Appeal court dismisses bid to resuscitate Gordhan SARS report – Busisiwe Mkhwebane’s legal bills mount
On 19 January 2022, the Supreme Court of Appeal finally banged the last nail in the coffin of the ‘Rogue Unit’ report, dismissing Mkhwebane’s ‘application for reconsideration of her petition for leave to appeal’.

In October 2021, Public Protector Busisiwe Mkhwebane directly approached Supreme Court of Appeal (SCA) Judge President Mandisa Maya to hear an appeal of a 2020 Pretoria High Court ruling that her SA Revenue Service SARS Report was an unsubstantiated fiction.

Undaunted by a scathing December 2020 high court ruling by judges Selby Baqwa, Annali Basson and Leonie Windell, and despite hefty personal cost orders, the Public Protector pushed on.

The judges described Mkhwebane’s work and findings on Gordan’s alleged early payout of a pension for former deputy SARS commissioner Ivan Pillay, as without foundation, based on “discredited reports and unsubstantiated facts” and “the product of a wholly irrational process, bereft of any sound legal or factual basis”.

In December 2020, the high court also ordered that Mkhwebane personally pay 15 % of the legal costs of current Minister of Public Enterprises Pravin Gordhan’s legal challenge of her “report”, adding to her not insubstantial and growing pile of personal cost orders and other punitive awards.

https://www.dailymaverick.co.za/article/2019-08-15-public-protectors-legal-bills-mount-with-another-gross-negligence-finding-against-her/

In August 2019 Judge Ronel Tolmay ruled in the Pretoria High Court that Mkhwebane should pay 7.5% of the legal costs of each of the two applicants in the “Estina dairy case”. This was after a report produced by her office was ruled unconstitutional and invalid.

The report was a “whitewash”, the court found in that instance.

In July that same year, the Constitutional Court ordered Mkhwebane to pay 15% of the litigation costs associated with the “Reserve Bank” matter in which she sought to alter the constitutional mandate of the South African Reserve Bank.
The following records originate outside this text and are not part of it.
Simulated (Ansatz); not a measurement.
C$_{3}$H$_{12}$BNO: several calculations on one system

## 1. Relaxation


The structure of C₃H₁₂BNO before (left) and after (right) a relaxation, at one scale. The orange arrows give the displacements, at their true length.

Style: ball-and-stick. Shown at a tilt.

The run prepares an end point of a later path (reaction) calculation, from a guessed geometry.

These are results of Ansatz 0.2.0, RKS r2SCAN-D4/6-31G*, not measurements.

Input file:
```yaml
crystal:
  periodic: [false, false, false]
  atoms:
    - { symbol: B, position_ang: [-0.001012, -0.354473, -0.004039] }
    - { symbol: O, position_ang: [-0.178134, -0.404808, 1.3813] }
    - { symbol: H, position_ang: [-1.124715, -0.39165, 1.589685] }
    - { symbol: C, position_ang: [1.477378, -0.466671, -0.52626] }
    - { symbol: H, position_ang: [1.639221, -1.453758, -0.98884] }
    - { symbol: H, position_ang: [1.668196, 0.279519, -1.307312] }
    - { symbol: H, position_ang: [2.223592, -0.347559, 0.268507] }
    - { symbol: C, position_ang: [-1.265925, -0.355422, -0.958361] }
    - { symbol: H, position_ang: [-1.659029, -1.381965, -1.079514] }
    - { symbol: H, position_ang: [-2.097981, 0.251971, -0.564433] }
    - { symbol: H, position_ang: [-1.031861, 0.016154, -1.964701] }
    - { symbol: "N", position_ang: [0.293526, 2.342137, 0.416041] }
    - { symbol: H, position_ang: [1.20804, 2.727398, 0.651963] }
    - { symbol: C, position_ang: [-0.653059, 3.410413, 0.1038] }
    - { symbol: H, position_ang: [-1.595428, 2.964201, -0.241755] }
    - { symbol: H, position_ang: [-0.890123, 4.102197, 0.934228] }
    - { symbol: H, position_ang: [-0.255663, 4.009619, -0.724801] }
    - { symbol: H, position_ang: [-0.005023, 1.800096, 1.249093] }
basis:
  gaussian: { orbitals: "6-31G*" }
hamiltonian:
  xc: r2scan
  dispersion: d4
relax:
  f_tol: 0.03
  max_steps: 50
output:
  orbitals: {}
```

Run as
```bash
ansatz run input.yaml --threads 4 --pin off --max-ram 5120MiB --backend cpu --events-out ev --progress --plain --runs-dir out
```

https://www.dailymaverick.co.za/article/2019-07-21-its-judgment-day-for-the-public-protector/

The Public Protector was found to have discussed the vulnerability of the Reserve Bank with the State Security Agency (SSA), a fact she had failed to disclose. She also failed to highlight her meetings with former president and accused No 1, Jacob Zuma, in her 2017 report.

On 19 January 2022, the SCA finally banged the last nail in the coffin of the “Pravin Gordhan” report, dismissing Mkhwebane’s “application for reconsideration of her petition for leave to appeal” which, in Stalingrad Strategy-speak means “defend the realm to the last cent and legal humiliation”.

The SCA noted that the appeal had already been dismissed with costs “for the reason that exceptional circumstances warranting reconsideration or variation of the decision refusing the application for leave to appeal have not been established”. 

As we speak, Mkwehbane is still in the hot seat as South Africa’s Public Protector. 

This week we learnt that Luther Lebelo, a man who aided Tom Moyane’s capture of SARS, has been employed by the Office of the Public Protector as a director of communications and chief of staff. Good salary too.

https://www.dailymaverick.co.za/article/2022-01-24-state-capture-redux-luther-lebelo-the-man-trusted-by-tom-moyane-and-busisiwe-mkhwebane/

Lebelo, a vociferous and ruthless defender of Moyane, named in Part 1 of the report into State Capture, was suspended from SARS in 2019. That SARS opted not to proceed with further action against Lebelo and other officials has enabled them to re-enter the deployment circle of death and rebirth.

In fact, at the departure of Lebelo and disgraced former IT head, Mmamathe Makhekhe-Mokhuane, SARS “wished them well in their future endeavours”.

The PP will remain put until someone moves first in the impeachment process which has been dragged into 2022.

In Daily Maverick in November 2021, colleague Marianne Merten wrote that, “Until the legal wrangling is resolved over the National Assembly rule to remove from office the bosses of the constitutional institution supporting democracy, the parliamentary Section 194 impeachment inquiry against Public Protector Busisiwe Mkhwebane remains suspended.”

This was after the Western Cape High Court dismissed her challenge to the validity of the impeachment rules.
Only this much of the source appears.